Fishing became a great threat to the species with the development of commercial longline fisheries in the 1960s. Longlines are fishing lines that can stretch over dozens of miles and are baited with hundreds of hooks.

Juvenile swordfish and other severely depleted species are often accidentally caught by longlines. The problem, known as bycatch, is a huge issue for some species. ICCAT statistics indicate, for example, that 95 percent or more of white and blue marlins caught are taken accidentally by commercial boats fishing for swordfish and tuna.

"Unlike the harpoon and sport fisheries, the longline fishery is very efficient at catching swordfish of all ages throughout their range," said Babcock. "The catches in the 1990s—which peaked at 38,600 metric tons in 1995—were much higher than the population could sustain."

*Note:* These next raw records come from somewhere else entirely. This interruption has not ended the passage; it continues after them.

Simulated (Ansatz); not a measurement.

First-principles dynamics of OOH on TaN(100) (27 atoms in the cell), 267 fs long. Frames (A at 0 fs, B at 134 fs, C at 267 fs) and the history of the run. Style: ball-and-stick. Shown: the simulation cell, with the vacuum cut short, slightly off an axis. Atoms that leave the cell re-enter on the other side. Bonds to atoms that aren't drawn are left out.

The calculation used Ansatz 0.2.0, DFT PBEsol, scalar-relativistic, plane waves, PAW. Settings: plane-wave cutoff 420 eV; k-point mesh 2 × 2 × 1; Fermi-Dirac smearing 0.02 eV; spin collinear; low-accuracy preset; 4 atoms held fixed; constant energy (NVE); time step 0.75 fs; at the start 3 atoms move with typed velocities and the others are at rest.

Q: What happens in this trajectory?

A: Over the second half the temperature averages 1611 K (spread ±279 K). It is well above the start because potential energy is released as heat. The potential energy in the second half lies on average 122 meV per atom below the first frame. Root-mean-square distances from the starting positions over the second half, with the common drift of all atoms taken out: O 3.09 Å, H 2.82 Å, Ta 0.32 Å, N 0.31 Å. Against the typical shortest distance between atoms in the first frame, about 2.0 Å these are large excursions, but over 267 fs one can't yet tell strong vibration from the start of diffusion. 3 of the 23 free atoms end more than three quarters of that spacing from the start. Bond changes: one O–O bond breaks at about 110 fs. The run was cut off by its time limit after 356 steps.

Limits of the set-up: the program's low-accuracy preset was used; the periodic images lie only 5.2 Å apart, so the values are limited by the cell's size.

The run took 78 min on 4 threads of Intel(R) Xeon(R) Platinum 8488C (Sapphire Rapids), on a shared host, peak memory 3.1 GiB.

The average North Atlantic swordfish caught in the 1960s weighed 250 pounds. By the late 1990s, the average was 90 pounds.

Taking Action

In 1999 ICCAT estimated that swordfish numbers had dropped to one-third of the size the population would have been without fishing—and far below levels that would allow fishing to continue without driving the species to extinction.

In response to the dire situation and continued pressure from environmental groups and the United States delegation, ICCAT introduced a 10-year recovery plan to rebuild North Atlantic swordfish stocks. The plan limited international fishing quotas to about 10,000 metric tons annually. The numbers were to be reviewed this year.

In August 2000, the United States closed an additional 132,670 square miles (343,610 square kilometers) of Atlantic swordfish nursery waters to longline fishing.

"If recent catch levels continue, there is more than an 80 percent chance that the population will recover [completely] by 2009 or even sooner," said Babcock.

Environmental groups will have to maintain their vigilance and continue to lobby ICCAT to keep fishing quotas low enough to ensure the recovery is sustained, she said.

"This is an incredible victory for conservationists, commercial fisherman, consumers, and, of course, swordfish," said Ellen Pikitch of the Wildlife Conservation Society. But "the battle is far from over," she said.